We received a request from an insurance company to assist with the recovery of their policyholders caravan which had, due to a hitch fault, broken free from the vehicle towing it and left the road – ending up on marsh land on Walney Island.

On arrival at the scene we assessed the recovery, taking into consideration the soft ground on which the caravan was situated. We also noticed the road signs the caravan had narrowly missed when leaving the road: these could be an issue for us when bringing the caravan back on to the road. The jockey wheel, hitch and front stabilising legs had buried themselves into the soft ground. Other than this, there was minimal damage to the caravan.

We attached our winching equipment to the rear chassis of the caravan and gently winched the caravan backwards, freeing it from the soft ground and long grass, turning the caravan as it was being winched to reposition it for the return journey. With the caravan back on the roadside, we positioned the caravan ready for loading, removed all of our winching equipment and loaded the caravan on to the slidebed, securing it ready to be transported to a caravan specialist for repair.

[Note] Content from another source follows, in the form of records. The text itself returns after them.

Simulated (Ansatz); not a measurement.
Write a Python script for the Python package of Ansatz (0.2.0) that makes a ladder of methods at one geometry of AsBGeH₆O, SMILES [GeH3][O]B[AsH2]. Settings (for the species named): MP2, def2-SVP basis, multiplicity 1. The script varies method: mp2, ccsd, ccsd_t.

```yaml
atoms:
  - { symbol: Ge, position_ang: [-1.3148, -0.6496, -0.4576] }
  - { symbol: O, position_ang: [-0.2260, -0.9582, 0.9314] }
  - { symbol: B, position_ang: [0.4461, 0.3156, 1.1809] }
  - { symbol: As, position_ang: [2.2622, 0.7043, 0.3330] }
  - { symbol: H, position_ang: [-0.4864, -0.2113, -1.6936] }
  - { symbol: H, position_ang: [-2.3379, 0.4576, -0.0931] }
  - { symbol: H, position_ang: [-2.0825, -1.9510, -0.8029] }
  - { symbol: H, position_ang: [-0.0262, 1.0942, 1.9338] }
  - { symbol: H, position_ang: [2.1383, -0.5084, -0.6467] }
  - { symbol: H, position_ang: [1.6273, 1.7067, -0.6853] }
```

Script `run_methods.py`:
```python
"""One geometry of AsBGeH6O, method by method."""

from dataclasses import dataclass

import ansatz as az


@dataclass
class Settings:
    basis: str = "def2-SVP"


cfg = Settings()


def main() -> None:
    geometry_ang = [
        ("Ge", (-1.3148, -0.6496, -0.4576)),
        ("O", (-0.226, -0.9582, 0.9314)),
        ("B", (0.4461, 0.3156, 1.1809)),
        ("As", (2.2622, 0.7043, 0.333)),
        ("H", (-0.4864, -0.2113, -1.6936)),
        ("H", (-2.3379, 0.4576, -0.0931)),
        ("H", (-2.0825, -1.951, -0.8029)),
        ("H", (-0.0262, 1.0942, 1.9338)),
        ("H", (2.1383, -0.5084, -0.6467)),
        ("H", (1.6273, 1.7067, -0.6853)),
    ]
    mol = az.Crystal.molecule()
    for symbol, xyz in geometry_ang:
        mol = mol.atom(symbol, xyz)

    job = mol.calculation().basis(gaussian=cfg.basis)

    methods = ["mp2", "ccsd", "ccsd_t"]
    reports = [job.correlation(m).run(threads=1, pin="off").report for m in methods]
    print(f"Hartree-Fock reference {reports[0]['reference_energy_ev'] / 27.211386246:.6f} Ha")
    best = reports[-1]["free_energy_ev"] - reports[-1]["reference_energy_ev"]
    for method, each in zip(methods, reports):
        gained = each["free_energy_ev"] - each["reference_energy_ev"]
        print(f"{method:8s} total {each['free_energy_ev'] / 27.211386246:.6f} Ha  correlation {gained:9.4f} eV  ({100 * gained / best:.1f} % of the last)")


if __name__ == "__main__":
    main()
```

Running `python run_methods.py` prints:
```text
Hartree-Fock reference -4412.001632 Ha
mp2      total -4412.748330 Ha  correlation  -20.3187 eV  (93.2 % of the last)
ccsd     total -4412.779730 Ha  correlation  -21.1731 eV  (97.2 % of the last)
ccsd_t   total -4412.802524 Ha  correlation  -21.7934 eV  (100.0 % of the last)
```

As you will see from the images, the caravan arrived at the caravan specialist with minimal damage from the accident and without any further damage during the recovery process.

Recovery 2

Called by our good friends at Crouch Recovery of Leicestershire to assist one of their coach customers who had become victim to the Lake District’s narrow roads. Due to the vehicle’s location in a remote part of the Lake District we attended with our custom built 4×4 tractor winching unit, H82 TEO. Using our low-loader to transport the tractor as close to the scene as possible, but due to the size of our low-loader we still had some distance to travel once unloaded.

Attending this incident were Kevin Grieve and Gary Grieve, who travelled to the given location saying to one another the famous last words in vehicle recovery “It can’t be up here.” After travelling on for another mile we were stopped by some passersby who asked “Are you looking for a bus?” to which we replied “Yes”. To our disbelief were told “Carry straight on another mile”, which we did and again to our disbelief we came across the stranded coach.

The driver had already tried to correct his mistake and turn the coach around. However, due to the width of the road and the size of the coach, this was unsuccessful and the rear of the coach grounded out on the roadside. Using our 4×4 tractor we first winched the vehicle clear of the obstruction to the rear of the coach, positioning the coach back on to the road surface we then lined the coach up for getting it back to the main road. However, we had the task of getting the coach through twelve-foot rock faces situated on both sides of the road (as you will see from the images). In order to give us control and prevent any further damage we carefully winched the vehicle at low speed through the rock faces.

Once through the rock faces we disconnected our winching equipment and escorted the coach back to the main road, giving it a check-over to make sure it was roadworthy. As the coach and driver were on their way home, all what was left for us to do was to return to our low-loader, re-load the tractor and return to base.

Recovery 3

Called to assist our friends at Heysham Trucks, we attended this vehicle on the A6 heading away from Kendal towards Shap. The vehicle had been caught out by the road conditions and jack-knifed, crashing through the roadside crash barrier and trees. After arriving at the scene and assessing the recovery, we set up our commercial underlift, T10 FCC.

Using both winches attached to the rear axle of the trailer, we winched the trailer and unit backwards to start freeing it from the jack-knife position in the soft ground. We disconnected the winching equipment and moved to the front of the unit and trailer – reconnecting our winching equipment to the rear axle of the unit. We winched it further back, freeing the unit from the crash barrier in which it was entangled. Now the unit and trailer were not far from the road, but required one last pull! With one winch on the front axle and the second remaining on the rear to create a joint pull, we brought the full vehicle back to the road surface in the perfect position for loading.

After clearing the scene of debris and securing the unit and trailer ready for recovery, the vehicle was loaded and recovered back to the owners premises for repair.

Recovery 4

Unfortunately we only have the two images of this incident, but they are enough to see the severity of the recovery required. As you can see, the road on which the vehicle was travelling was very narrow and had drainage ditches both sides. The vehicle had only crept onto the roadside verge by a short distance, but due to the soft ground and gradient of the embankment down to the ditch, the verge gave way and the entire vehicle slipped sideways in to the drainage ditch.

Attending this incident was Kevin Grieve and Paul Grainger with our two commercial underlifts T10 FCC and V10 FCC. Using V10 FCC to the front with its top boom high to create a high winch pull and T10 FCC positioned to the rear, to stabilise the vehicle and trailer, it was winched clear and back to the road surface.